The beaches of San Jose del Cabo are beautiful. They stretch for more than five miles along a gentle curve on the southernmost Baja coast of the Sea of Cortez.
The Estuary/Estero de San Jose- Located at the end of the tourist area of San Jose del Cabo, this is where the freshwater Rio San Jose flows into the sea. A building on the edge of the estuary serves as a nature center with exhibits explaining the culture of Baja's indigenous people.
San Jose's famed sanctuary starts at the east end of the Playa Hotelera (Hotel Beach) in San Jose del Cabo. The estuary is a natural preserve closed to boats. More than 200 species of birds can be seen here and the freshwater lagoon has over 350 species of wildlife and lush vegetation. Fed by underwater aquifers, the river and lagoon are one of the few oases in the nearly desolate, desert of lower Baja peninsula.
Aside from walking there is a number of fun ways to venture through this area and enjoy the awesome beauty. To do this rent a horse, a mountain bike, kayak or an ATV adjacent to the Presidente Interncontinental Los Cabos Resort, which borders the estuary. Kayaking in the lagoon is an option depending on the water level.
The town of San Jose del Cabo - fun to visit before or after the beach.
The quaint, charming town of San Jose del Cabo retains the feel of a traditional Mexican village. There are many great places to shop and wonderful, though sometimes, expensive restaurants to eat it. For less expensive, and great local food, try one of the traditional Mexican restaurant found in the heart of San Jose.
While Cabo San Lucas is the more famous of the two Los Cabos towns, San Jose has a far less hectic pace and it makes for good strolling without the many vendors that accost one while in downtown Cabo.

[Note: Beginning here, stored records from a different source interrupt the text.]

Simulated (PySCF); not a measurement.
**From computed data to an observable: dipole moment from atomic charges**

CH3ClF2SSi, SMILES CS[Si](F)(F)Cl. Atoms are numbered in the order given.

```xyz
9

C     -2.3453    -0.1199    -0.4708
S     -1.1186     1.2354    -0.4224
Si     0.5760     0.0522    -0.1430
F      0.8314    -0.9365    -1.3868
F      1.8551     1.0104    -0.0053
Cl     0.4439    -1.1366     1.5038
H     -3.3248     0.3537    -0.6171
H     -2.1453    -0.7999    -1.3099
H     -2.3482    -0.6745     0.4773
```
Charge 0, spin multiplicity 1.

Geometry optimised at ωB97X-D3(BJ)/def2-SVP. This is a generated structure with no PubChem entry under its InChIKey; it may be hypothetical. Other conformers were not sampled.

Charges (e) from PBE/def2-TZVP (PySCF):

When visiting the Beaches of San Jose del Cabo & the rest of Los Cabos remember:
1. There are no lifeguards here, not even at most hotel pools. So, try not to swim alone as no big lifeguard hunk wearing red Speedos is going to come to your rescue;
2. One won't find a convenience store on every corner here, so bring lots of sun block, sunglasses, water, snacks, bathroom tissue, film as well as a beach umbrella, snorkeling gear, sand toys, etc.;
3. Certain beaches have seas with severe undertows, dangerous breakers, rip tides, or deep drop-offs close to shore. Pay attention to any warning signs;
4. Remember that it's illegal to drive on beaches in Mexico.